The ‘White Face’

Why the “white face”?
Do you paint your face for our date?
Why are there two/three lines of naked skin on the back of Maiko’s neck?
Why are arms and hands not painted white?

shutterstock_433118620Technically speaking, Geisha’s make-up is much more than just white. It is an artistic combination of white, red and black. Maiko have more red blended into their make-up to emphasise their youth; Geiko have less to stress their maturity and skills.

The white-painted face of Geisha is nothing symbolistic (sexual or non-sexual). On the contrary, it has a function similar to stage lighting. In the old days when there was only dim candle light, white make-up was made a tradition for Geisha and Kabuki performers, to give the guests/audience a clearer look of their facial expressions.

In other words, Geisha’s face is the stage, and she herself is the living theatre.

The only element of eroticism is the naked skin. As you can see, Maiko have two lines of naked skin, three on important occasions, on the back of their neck. That is a symbol of the erotic femininity – a sneak peek of the beauty hidden under the white ‘mask’.

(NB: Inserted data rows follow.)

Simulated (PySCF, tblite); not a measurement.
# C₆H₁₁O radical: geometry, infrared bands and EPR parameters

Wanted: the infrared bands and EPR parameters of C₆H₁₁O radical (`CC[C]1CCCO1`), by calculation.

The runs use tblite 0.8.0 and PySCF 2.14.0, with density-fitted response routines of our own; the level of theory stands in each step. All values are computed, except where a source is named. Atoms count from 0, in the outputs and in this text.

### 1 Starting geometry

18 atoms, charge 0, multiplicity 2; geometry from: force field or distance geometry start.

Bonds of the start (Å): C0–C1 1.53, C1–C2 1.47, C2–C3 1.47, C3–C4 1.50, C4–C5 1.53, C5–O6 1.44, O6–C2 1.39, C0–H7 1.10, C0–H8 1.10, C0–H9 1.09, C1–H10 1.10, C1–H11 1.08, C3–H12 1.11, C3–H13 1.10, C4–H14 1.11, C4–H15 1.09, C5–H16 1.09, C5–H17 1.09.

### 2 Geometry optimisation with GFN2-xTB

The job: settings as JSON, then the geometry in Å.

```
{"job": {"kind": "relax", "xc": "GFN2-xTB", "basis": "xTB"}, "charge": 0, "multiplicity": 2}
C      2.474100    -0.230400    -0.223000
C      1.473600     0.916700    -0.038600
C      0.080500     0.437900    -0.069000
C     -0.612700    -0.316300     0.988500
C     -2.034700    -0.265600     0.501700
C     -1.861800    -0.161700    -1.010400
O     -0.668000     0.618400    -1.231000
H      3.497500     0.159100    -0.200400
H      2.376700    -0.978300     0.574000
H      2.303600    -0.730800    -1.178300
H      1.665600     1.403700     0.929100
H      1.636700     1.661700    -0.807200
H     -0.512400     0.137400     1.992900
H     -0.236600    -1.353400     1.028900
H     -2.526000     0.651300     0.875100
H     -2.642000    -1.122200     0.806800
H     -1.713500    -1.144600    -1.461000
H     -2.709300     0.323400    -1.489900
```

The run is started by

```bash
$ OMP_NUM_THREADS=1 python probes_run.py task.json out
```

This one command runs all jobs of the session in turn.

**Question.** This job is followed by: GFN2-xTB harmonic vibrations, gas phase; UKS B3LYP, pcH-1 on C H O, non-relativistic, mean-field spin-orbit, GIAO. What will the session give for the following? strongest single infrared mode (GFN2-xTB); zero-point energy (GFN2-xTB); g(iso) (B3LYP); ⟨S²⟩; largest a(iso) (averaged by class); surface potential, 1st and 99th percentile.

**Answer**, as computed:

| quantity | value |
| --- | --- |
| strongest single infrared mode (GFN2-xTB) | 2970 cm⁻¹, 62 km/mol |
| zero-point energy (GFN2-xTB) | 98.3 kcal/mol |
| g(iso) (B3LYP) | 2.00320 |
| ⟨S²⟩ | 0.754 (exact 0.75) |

The reason why hands and arms are not painted is quite similar. They’re naked not only for the convenience of handling objects, it’s said by a Geisha friend that when she wants to show affection to her favourite client on a banquet, she’ll subtly show a little bit of naked skin on the inside of her forearm, and that small gesture, can keep him excited for a long time.

It is entirely your choice if you want to see me with or without the white make-up.

If you wish for an extravagant Geisha experience, book a private banquet with me and indulge yourself in this 400 years old art.

If you wish for casual yet sophisticated company. I’ll come to you with light, modern make-up and tastefully styled hair. We can enjoy the thick, fragrant Uji Matcha, or a hearty meal with warm sake.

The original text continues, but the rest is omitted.